So you’re planning on becoming an ecelebrity?

Here, let me give you some tips:

  1. Burst onto the scene with a brand new Podcast with a clear and on point message.
  2. Don’t forget to denounce all the ecelebs before you. Good targets would be Mike Enoch, and Andrew Anglin. Also don’t forget to make fun of all the cucks like Baked Alaska and the previously named turds.
  3. Hop onto 8 and 4 /pol/ and make threads about yourself like: “What do you guys think about NS Pussy Slayer?” or “Have you guys seen this faggot NS Pussy Slayer?”. Now don’t forget your VPN, because you’ll have to come back in and defend yourself with comments like “This dude is based!” and “He’s the next Hitler!!1”.
  4. Tell people you’re not in this for the money! Say it over and over again. You’re a warrior for the White Race™.
  5. Make a paypal, Patreon, GoFundMe, Crowdrise, MightyCause, and Fundable account. Don’t forget to do a 10 minute segment about all the ways people can donate to you in your 30 minute Podcast. It’s not mandatory that they pay, but it would be nice if they show you some love.
  6. Open a merch store. You can sell a shirt in 15 different colors with “NS Pussy Slayer” written in comic sans across the chest for $30 each. Don’t forget to do a 5 minute segment on how they can find the store and purchase your shirt on your 30 minute Podcast.
  7. Develop in-group words. Repeat them as often as possible.
  8. Don’t forget to remind people how much work goes into your podcast, and how people listening to it without donating are actually communist faggots.
  9. Call out Anglin, and say you’ll debate him.
  10. Get Anglin on your podcast, and realize he’s not such a bad guy after all.
  11. Go to right wing rally and get arrested.
  12. Make a 24 hour fundraiser stream with Andy Warski, because your civil liberties are being trampled and you need a high dollar jew lawyer to have your back!
  13. Collect all your savings from all the donations and fundraisers and book a ticket to Thailand.
  14. Fuck ladyboys in Bangkok until you’re dick falls off or you run out of money.
  15. Move back to the US, into your parents' basement.
  16. Restart Podcasting career as a changed man with “More realistic politics”.
  17. Save money until you can finally get back to the love of your life Ying Srisuk.

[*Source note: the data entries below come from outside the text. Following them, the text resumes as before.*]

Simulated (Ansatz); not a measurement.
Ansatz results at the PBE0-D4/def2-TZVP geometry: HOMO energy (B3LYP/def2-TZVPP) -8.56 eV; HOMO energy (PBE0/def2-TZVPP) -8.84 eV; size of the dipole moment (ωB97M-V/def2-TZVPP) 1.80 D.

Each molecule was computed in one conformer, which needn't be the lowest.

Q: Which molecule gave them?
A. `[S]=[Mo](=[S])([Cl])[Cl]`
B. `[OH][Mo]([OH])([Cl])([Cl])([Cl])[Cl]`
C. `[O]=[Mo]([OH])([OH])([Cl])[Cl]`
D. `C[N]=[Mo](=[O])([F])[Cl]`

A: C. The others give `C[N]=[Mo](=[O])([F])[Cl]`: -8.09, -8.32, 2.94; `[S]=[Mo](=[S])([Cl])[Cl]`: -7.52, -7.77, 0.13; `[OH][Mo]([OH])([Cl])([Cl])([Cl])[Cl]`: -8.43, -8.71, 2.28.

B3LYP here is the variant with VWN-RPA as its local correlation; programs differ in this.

If you follow all of these steps you’ll become a famous Right Wing Podcaster.


Some extra protips:

  1. Slowly walk back your radical beliefs as you become more and more irrelevant. Name all of your hardcore hangers on Wignats, and tell them it’s their fault you’re not more popular.
  2. Set up a nation-wide rally tour. Hype it up over 6 months, and on the day say you can’t show up because you’re having car troubles. Take everyone’s money when they offer to pay for repairs, but say Jose down at the shop said it would take at least a week to fix your car.
  3. Jews aren’t that bad.
  4. Anyone who disagrees with you is acting like a woman.
  5. Date a Mexican, they’re white too.
  6. Make a paywall. Don’t worry about the content, you can just stream yourself eating a TV Dinner off of a tray, while sitting in your $3000 La-z-Boy watching Game of Thrones reruns on HBO.
  7. Make a forum, but never participate.